A Royal Navy Submarine Commander from Bromley who served in the First World War has been honoured with a commemorative stone.

Lieutenant Commander Geoffrey Saxton White was born in Shortlands, Bromley and was honoured this week (January 29) with a Victoria Cross 100 years after his death in January 1918.

His grandchildren, great grandchildren and great great grandchildren came together for the ceremony at the Bromley War Memorial in Martins Hill where the commemorative stone was unveiled.

Councillor Colin Smith, leader of Bromley Council, said:"Everyone present could not have failed to have been struck by the poignant and very moving peace and calm the ceremony was held in on a windswept January morning in Bromley, compared to the terror and violence faced by Lieutenant Commander White and his brave crew in the Dardanelles exactly 100 years ago last Sunday.

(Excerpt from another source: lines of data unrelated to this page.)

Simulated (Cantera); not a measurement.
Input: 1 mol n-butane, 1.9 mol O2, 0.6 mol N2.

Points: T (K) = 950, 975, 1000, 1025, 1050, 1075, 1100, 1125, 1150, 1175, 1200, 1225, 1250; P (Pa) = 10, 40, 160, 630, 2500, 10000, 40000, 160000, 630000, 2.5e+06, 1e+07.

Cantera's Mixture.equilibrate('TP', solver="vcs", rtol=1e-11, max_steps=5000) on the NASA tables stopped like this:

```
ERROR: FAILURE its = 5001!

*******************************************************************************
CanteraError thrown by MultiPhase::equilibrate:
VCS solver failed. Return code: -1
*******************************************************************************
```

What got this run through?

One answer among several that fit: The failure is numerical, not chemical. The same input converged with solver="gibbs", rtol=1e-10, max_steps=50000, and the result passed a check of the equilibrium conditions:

"The commemorative stones being placed in the birthplaces of such gallant individuals across our Country, are designed not only to recognise the brave individuals in question, but also to remind us all of the incredible bravery and sacrifice displayed by so many others during the awful conflicts in which they had to fight.

"We very much hope that this stone, and the reasons for its installation, will serve as a reminder and inspiration to us all, of the debt our generations owe to those who went before us. Their bravery and selflessness must never be forgotten, we owe them everything we are today.”

In a joint statement made by Geoffrey Saxton White's grandchildren, Nicola Higgins, Richard Campbell and Lyn Shore said: “We are of course very proud of our Grandfather’s award of the Victoria Cross.

"His act of bravery as a submariner meant he never had the opportunity to meet his daughter Sheila, our mother, as she was born in May 1917 when her father was stationed in the Mediterranean and he was never to return to England.

"We would like to thank all the organisations and authorities for giving us the opportunity of recognising the sacrifice our Grandfather, Geoffrey Saxton White made during the First World War."

Lieutenant Commander White was killed by shell fire on board a submarine on January 28, 1919.

Rear Admiral Tim Hodgson, Director Submarine Capability MOD, said: "It is humbling to have been invited to the unveiling of this plaque today, which demonstrates the great pride which the country takes in the conspicuous courage shown by Bromley-born Lt Cdr Geoffrey Saxton White.

"We in the Royal Navy Submarine Service share this pride. Courage is the fuel which drove the Submarine Service then and which still drives us today; it is key to our ethos of absolute professionalism.

"The kind of selfless courage shown by Lt Cdr Saxton White, where he put his duty to the welfare of others before his own, is what we all aspire to. It is what enables us to continue to protect our nation’s interests.”